High Hampton Holdings Corp. (CSE:HC) (“High Hampton” or the “Company”) today announced that it has entered into a binding Letter of Intent (the “LOI”) with California Gold Inc. (“CALIGOLD”) with the objective to acquire 100% of all outstanding shares of CALIGOLD as an all-share transaction (the “Transaction”). CALIGOLD brings to High Hampton a well-established and recognized edibles brand, currently selling 7 multi-strain flavour, award-winning chocolate bars in dispensaries across California generating revenues of approx. $2Min 2016/2017, as well as, adding 18 years of combined experience to the Company’s management team between Co-founders Daniel Hood and Jonathan Schwartz.

In consideration for all the issued shares of CALIGOLD, the shareholders will receive 7,200,000 shares in the capital of High Hampton (the “High Hampton Shares”) with shares being subject to escrow and released on certain dates or conditions (the “Share Exchange”).


In connection with the signing of the LOI, High Hampton has agreed to commit at least US$2.6 million towards CALIGOLD’s product development, marketing and sales and working capital for the first 12 months.

High Hampton and CALIGOLD expect to complete the Transaction on or before April 30, 2018 subject to a number of conditions, including, but not limited to: completion of the Share Exchange, approval of the Canadian Securities Exchange, and approval of the boards of directors of both High Hampton and CALIGOLD, as well as, completion of due diligence investigations to the satisfaction of each party, the execution of a Definitive Agreement, and there being no material adverse change in the business of High Hampton or CALIGOLD prior to completion of the Transaction.

David E. Argudo, CEO of High Hampton, commented:

“Acquiring CALIGOLD represents a strategic move in our mission of consolidating the California Cannabis market. We are pleased to welcome the CALIGOLD Team to High Hampton’s Corporate Family and look forward to bringing their well-established, high quality, award-winning brand of Cannabis-infused chocolate bars, CALIGOLD vape pens, and other assortment of products to High Hampton. Through this acquisition not only do we begin to establish presence throughout California by accessing a substantial distribution network with CALIGOLD, but, just as important, we begin generating revenues during our aggressive growth cycle.”

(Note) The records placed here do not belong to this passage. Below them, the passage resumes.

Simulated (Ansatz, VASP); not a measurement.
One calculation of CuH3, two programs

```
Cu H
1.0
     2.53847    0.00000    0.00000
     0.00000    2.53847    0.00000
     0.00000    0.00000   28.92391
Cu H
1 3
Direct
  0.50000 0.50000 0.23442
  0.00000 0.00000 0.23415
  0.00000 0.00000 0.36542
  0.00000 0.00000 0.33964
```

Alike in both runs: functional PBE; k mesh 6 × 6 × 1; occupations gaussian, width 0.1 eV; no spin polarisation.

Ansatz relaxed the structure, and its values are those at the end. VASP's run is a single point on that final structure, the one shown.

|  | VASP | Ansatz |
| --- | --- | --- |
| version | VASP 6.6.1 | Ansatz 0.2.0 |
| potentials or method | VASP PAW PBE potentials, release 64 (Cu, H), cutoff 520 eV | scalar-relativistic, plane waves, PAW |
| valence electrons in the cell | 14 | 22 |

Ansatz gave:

Daniel Hood, Co-Founder of CALIGOLD, added:

“CALIGOLD is very excited to be a part of High Hampton Holdings. This is the culmination of several years of establishing a market presence. We foresee a great future in helping to build a global Cannabis brand. The real work starts now, as we ramp up product development and focus on a global strategy.”

About CALIGOLD

CALIGOLD is crafting America’s finest quality cannabis product combining art and science to deliver innovative creations and adhere to important industry standards in consistency, dosing accuracy, and compound formulation. In 2014, Daniel Hood, an artisan chocolatier, noticed a gap in the cannabis chocolate market. By introducing consumers to gourmet ingredients and strain-specific infusions, CALIGOLD took the edible market by surprise. CALIGOLD chocolate won 1st place at HempCon in 2014 for best edible then again at Edibles List Magazine in 2017 for their THCa chocolate. Recently, CALIGOLD has also announced other THC, THCa and CBD products to further diversify its innovative product line.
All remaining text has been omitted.